Let the journey just happen

TRIPS TAKE PEOPLE

Let the journey just happen

With Airbnb, travel guides and cellphones, the unknown has become harder to find. The adventure has disappeared from our travels. It's time to set off without a plan again, reckons ALBERTUS VAN WYK.

Image: ANGELA TUCK

MORE than two decades ago, I lay in a small tent in a campsite on the Mozambican coast for two days straight. Well, me and my first (and only) wife. It rained endlessly, but it wasn't too unpleasant because the tent was waterproof and we were on a sort of delayed honeymoon on an overloaded single-cylinder BMW motorbike (we had unexpectedly married six months before).

We finally had to get out of the tent because no one can live on ProNutro alone. After all, we were in a place with an abundance of fish, lobster, shrimp, chicken and chilli, and the Mediterranean cooking methods that the Portuguese left behind.

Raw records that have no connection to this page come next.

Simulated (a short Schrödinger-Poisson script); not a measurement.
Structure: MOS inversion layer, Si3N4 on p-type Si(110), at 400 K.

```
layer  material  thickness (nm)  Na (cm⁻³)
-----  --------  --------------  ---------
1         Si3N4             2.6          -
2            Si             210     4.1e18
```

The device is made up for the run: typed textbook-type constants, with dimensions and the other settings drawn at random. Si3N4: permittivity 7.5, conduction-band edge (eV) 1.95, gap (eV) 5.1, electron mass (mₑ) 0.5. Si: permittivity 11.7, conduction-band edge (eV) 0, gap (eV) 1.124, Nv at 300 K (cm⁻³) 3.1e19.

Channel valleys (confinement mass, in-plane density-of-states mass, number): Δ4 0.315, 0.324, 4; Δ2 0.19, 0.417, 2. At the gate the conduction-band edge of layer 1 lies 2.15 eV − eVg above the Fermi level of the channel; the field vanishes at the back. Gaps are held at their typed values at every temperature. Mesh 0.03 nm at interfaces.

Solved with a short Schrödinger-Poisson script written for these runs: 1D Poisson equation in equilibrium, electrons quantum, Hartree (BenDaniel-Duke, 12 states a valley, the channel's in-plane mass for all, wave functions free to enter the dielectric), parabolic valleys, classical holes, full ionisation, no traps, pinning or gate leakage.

But we were 15km from the nearest proper town, Xai-Xai, and eight years after a devastating civil war your chances of a plate of shrimp or a peri-peri chicken were pretty slim. Or so we thought. The only thing that looked like a restaurant was a beautiful modernist hotel building on the beachfront next to the campsite, but it was an empty shell riddled with bullet holes.


Lees hierdie artikel in Afrikaans:


Optimistically, however, we set off in the drizzle to a rickety bar almost against the dune. The only other people in the large campsite were two burly farmers and their wives, each with a couple of burly farm children, in two double-cab bakkies with fat tyres. From their ski boat and bundles of fishing rods, I deduced that they harvested their meals directly from nature.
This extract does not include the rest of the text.